Die Maßnahme; The Measures Taken

It is utter folly to be wise all by yourself. – La Rochefoucauld

Die Maßnahme; The Measures Taken (translated literally: The Measure) (written and performed 1930)

Co-author: Slatan Dudow (who also directed the premiere)

Music: Hanns Eisler

This ‘learning play’ (Lehrstück) was first performed on 14-16 December 1930 in Berlin. It was first published in 1930 but Brecht published a revised version of the play in 1931. Reviewing the play in January 1931, Alfred Keményi called it ‘epoch-making’ (see Keményi (below), p. 550).

One of the central messages of this play is that collective action is more effective than individual action.

Brecht developed the genre of ‘learning plays’ (Lehrstücke) in 1929 in an attempt to turn theatre into an educational process, both for the performers and the audience. Inspired by his friend the Soviet writer Sergei Tretyakov, Brecht was attempting the ‘refunctioning’ (Umfunktionierung) of the theatre by turning it into a learning environment, one which would collapse the distinction between artistic producers and public (see below, Walter Benjamin, p. 93; Roswitha Mueller, pp. 103-04, 112). In order to do this, questionnaires were given to the audience after the show, and the play was rewritten in the light of the comments received, thus turning the audience into fellow scriptwriters.

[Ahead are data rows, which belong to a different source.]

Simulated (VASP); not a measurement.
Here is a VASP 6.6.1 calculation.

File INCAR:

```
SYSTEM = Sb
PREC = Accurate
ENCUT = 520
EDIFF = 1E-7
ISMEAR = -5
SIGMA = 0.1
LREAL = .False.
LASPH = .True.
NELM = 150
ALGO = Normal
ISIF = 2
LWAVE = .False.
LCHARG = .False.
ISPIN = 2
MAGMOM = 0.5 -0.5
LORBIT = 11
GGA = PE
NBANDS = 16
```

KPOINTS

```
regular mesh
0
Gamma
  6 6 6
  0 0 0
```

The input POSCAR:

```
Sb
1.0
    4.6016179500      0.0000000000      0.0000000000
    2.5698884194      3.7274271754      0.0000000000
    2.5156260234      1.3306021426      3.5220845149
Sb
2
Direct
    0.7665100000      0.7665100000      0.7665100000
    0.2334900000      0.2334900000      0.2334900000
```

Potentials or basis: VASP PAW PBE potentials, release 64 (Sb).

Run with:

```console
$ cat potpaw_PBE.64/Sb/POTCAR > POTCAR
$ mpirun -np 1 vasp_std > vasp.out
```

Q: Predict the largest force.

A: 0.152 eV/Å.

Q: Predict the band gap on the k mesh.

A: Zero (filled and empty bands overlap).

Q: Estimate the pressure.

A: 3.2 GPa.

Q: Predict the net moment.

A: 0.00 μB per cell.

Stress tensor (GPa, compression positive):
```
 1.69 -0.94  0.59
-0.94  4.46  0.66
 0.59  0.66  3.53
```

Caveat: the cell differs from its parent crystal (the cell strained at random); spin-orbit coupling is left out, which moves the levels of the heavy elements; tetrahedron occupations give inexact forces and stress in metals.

Brecht’s idea of the ‘learning play’ (Lehrstück) was also influenced by the children’s theatre developed by the Latvian actress Asja Lacis (see below, Roswitha Mueller, pp. 108-09). The point is that all of the performers are supposed to be transformed through the experience of performing. This is why each of the four performers takes it in turn to play ‘Der junge Genosse’; ‘the young comrade’ who is sentenced to death. The young comrade can thus be seen as representing a common impulse, as well as a lone individual.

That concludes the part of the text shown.